Tagged as: Big Questions, Crushes, Friends, The ex-factor, Troubled relationships<< Previous question   Next question >>
Question - (25 July 2019) 4 Answers - (Newest, 26 July 2019)
A male United States age 30-35, anonymous writes:

I met a girl who at that time told me that she is still not over her ex boyfriend and wanted to take it as friends for the time being if that is acceptable with me. She seemed cool and I was okay with that at that point. We started as friends and that involved hanging out together a few times and communicating over text at a regular intervals and kind of getting to know each other. Over this period of time I really started to like her a lot but wanted to not encroach the boundary set initially. This went on for 3 to 4 months, when she told me that she is most likely going to get back with her ex.

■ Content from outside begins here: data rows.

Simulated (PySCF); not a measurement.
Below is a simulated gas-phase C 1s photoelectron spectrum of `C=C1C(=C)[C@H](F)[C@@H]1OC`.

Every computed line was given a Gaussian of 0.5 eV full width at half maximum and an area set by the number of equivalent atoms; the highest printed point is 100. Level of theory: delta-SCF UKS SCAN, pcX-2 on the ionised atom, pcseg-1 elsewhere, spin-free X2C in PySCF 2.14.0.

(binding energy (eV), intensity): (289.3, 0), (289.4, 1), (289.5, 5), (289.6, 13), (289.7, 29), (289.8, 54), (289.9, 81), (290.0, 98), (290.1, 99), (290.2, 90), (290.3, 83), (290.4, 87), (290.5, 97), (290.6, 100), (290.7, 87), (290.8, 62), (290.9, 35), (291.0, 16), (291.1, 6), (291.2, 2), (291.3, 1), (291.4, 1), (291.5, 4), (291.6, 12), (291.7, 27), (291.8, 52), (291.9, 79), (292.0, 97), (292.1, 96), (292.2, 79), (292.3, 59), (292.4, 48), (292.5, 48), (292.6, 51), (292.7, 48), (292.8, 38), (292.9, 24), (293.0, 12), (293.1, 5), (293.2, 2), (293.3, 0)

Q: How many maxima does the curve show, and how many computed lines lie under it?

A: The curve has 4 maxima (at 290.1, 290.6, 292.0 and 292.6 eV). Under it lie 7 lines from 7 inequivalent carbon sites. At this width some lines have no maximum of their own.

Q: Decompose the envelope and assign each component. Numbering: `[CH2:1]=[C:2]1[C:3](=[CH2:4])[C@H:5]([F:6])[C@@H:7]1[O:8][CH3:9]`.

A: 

If she thinks that is the best thing for her, I honestly accept that. But I have an itching to let her know how I feel about her. Telling her that I like her after she told me that she is trying to get back with her ex might seem manipulative. But I want to keep it as decent as possible. I know this might put a dent in us being friends down the road (or it may not), but I do feel if I don't tell her now I might end up regretting it later.

I would like to hear what would be the most appropriate way to let her know that I like her, but I am not going to try to sabotage what she thinks is the best for her.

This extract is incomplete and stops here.